Given the months of mounting controversy, I assume that Henry & June was the straw that broke the MPAA’s back.  Before long, Valenti announced the creation of a new rating: NC-17, the designation for a film in which no children under 17 years of age were to be admitted (later revised to disallow anyone 17 or younger).  The copyrighted rating replaced the X; it did not, as Siskel and Ebert urged, stand as an intermediary between the respectable R and the pornographic X. 

Maria de Medeiros (left) and Uma Thurman in ‘Henry & June’

Many film enthusiasts cheered the change and hoped that NC-17 would mark a new beginning for films reserved for adults.  But almost immediately afterwards, exhibitors, especially those in the more conservative parts of the U.S., let it be known that they regarded the NC-17 as nothing more than the smutty X by another name, and they refused to screen films with the rating.  Some newspapers, such as the Los Angeles Times, said basically the same thing and refused to advertise them.  Now, instead of editing their adult-oriented films to avoid an X, the major studios edited them to avoid an NC-17.  Furthermore, in what was a rarity and clearly a test case, Hollywood’s NC-17 release with the highest profile, Paul Verhoeven’s sudsy and salacious melodrama Showgirls (1995), bombed at the box office (but did respectable business on video), furthering NC-17’s association with poor quality and further repelling the major studios from the rating.  The new beginning turned suddenly into the same old thing.

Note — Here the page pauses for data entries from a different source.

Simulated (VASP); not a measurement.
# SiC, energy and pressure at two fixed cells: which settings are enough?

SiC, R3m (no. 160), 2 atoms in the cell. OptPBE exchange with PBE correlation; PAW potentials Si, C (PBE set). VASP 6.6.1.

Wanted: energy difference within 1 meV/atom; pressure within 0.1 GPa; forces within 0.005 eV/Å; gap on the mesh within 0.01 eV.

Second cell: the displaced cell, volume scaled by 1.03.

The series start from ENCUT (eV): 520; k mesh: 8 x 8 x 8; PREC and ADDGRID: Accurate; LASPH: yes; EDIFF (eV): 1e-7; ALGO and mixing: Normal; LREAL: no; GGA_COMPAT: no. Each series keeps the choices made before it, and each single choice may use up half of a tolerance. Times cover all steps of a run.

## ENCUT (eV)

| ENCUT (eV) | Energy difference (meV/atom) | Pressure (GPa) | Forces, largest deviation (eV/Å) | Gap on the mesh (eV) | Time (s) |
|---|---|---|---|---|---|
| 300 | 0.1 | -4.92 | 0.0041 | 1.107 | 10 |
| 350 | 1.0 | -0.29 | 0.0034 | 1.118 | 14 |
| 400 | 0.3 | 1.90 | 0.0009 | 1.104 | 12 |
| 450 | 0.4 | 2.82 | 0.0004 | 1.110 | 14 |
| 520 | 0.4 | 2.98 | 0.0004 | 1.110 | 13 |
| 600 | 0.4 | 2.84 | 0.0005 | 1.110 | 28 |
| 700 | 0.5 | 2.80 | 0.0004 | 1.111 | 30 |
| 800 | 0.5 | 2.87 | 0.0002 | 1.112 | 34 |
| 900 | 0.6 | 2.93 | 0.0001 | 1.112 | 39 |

‘Saving Private Ryan’ (1998)
That’s why I hoped that first Saving Private Ryan and then Eyes Wide Shut would receive the NC-17 rating: so that they would prove that the rating isn’t synonymous with pornography.  I remember at the time reading a Spielberg quote saying that if the MPAA gave his cut of Ryan an NC-17, he would respect the decision and distribute the film with the adults-only rating (a promise few other directors could make, because Spielberg co-owned his distribution company, Dreamworks SKG).  The stage was set, I thought, for the NC-17 to be given a new lease on life. 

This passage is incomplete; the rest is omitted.